The best solution in my mind is to go the AC->Batt Charger-> DC->Battery->Inverter route
. This allows you to use any shore power system as long as the battery
charger is multi-system. ( the good ones are). Decide on the main AC system on board ( ie 230 VAC or 110) but cable for 110VAC. If you want both voltages aboard. then use two invertors one for each voltage. If you want to bullet proof the system , then use N+1 invertors, and make the system out of 1Kw units , giving you redundancy ( since you depend on these).
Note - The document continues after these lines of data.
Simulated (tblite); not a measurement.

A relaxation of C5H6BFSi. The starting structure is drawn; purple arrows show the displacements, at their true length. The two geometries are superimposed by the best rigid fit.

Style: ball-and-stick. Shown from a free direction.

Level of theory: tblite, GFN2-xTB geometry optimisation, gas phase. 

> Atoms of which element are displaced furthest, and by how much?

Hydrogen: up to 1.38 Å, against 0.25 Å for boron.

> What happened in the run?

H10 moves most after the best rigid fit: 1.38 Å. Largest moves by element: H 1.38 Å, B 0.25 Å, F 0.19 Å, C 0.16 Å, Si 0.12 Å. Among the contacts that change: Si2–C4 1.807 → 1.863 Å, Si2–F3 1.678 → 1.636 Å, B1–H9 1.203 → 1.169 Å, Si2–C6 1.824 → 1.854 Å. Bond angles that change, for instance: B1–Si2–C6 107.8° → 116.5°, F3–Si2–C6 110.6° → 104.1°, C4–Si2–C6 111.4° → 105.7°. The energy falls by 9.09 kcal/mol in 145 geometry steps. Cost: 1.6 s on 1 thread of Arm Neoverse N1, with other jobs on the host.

If you want belt an braces put a isolating transformer before the battery charger, but in my view there no need as this is the only Main AC device directly connected. Note wherever possible get an isolated ground battery charger. In my opinion nothing good comes from tying AC neutral to DC ground.
Secondly ensure you have a 30ma RCD immediately after the shore power entry into the boat. Only take the shore power earth wire to the battery charger. Follow thw invertor wiring
for boat side earth wiring , usually the neutral and earth and joined at the invertor. Again use RCD's on the output of the invertor.
Both the 110VAC, 230VAC( if you have two onboard voltage systems) and DC system should be isolated from each other. ( which is not ABYC practice but is current
EU practice as RCB are required and these provide sufficient protection .
All three system need independant panels
etc. It can get quite complex
Note that in practice for these system to work , you will need big battery banks 1000amp/h or greater and a good big charger ( 100amps+) and engine
( with a smart regulator) and a good battery monitor
, but its a very flexible system. The charger should have a controllable limit to avoid tripping shore power systems
It will however in pratice be limited to 3-4Kw AC on board, fine for power tools, microwaves etc, but will rule
out on-board Air Conditioners.
The next stepis to add a AC Generator and use it to power heavy AC devices and run the charger , but in my mind its not needed. ( buy a little Honda
2000i for backup). A DC generator would be useful if you have a big batteyr bank, but they are expensive and fault prone ( I built my own).